Thursday, May 23, 2013
Snow Weight OK for Roofs Built to Fairbanks Code
An approved roof is required to hold 50 pounds per square foot in Fairbanks.
FAIRBANKS - The sight of 18 inches of fresh snow perched on local rooftops likely caused jitters for some homeowners on Monday, but there's no reason for most people to break out the shovels just yet.
The load needed to collapse a code-built roof would still require much more snow, local building officials said. An approved roof is required to hold 50 pounds per square foot in Fairbanks.
"I don't think we're anywhere near that," said Kirk Larson, a city structural building inspector.
Rich Seifert, a longtime building specialist with the Cooperative Extension Service, agrees. A heavy snow year in 1992 motivated Fairbanks to boost its roof code from 40 pounds per square foot, but he estimates even older buildings are "about halfway to the worry level."
Larson said Tuesday he didn't do any snow-weight calculations after Monday's storm because the most recent snowfall doesn't seem to put the total snowpack close to the danger point. Six years ago, an 18-inch snow load in Fairbanks was measured at nearly 17 pounds per square foot - about a third of the current code-mandated roof capacity.
Larson said the weight will vary, depending on the density of snow. But even factoring in a rainy three-day stretch in November that added weight to the existing snowpack, he isn't worried.
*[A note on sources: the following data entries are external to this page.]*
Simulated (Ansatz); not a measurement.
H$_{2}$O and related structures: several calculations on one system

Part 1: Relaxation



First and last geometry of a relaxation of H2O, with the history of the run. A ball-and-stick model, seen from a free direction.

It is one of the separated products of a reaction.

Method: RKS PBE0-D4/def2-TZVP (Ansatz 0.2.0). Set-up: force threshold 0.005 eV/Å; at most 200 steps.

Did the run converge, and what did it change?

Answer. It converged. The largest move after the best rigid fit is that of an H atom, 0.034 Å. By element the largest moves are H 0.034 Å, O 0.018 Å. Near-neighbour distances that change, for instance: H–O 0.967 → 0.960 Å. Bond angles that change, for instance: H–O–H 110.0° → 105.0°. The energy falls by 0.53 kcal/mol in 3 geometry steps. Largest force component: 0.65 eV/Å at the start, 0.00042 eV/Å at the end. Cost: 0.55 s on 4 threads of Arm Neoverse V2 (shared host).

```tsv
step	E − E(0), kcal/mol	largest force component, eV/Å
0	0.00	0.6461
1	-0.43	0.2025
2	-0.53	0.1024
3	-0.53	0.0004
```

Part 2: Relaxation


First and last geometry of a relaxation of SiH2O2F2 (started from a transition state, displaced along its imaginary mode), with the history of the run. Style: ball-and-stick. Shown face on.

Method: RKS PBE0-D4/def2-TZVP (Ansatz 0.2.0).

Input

"The average well-built house shouldn't have any problems," he said.
Larson warned, however, that the words "well-built" are an important part of the formula. Plenty of buildings around Fairbanks aren't built to code, and he said people who own less-sturdy structures should be careful to maintain a manageable snow load.
"Each person needs to pay attention to what they have," he said.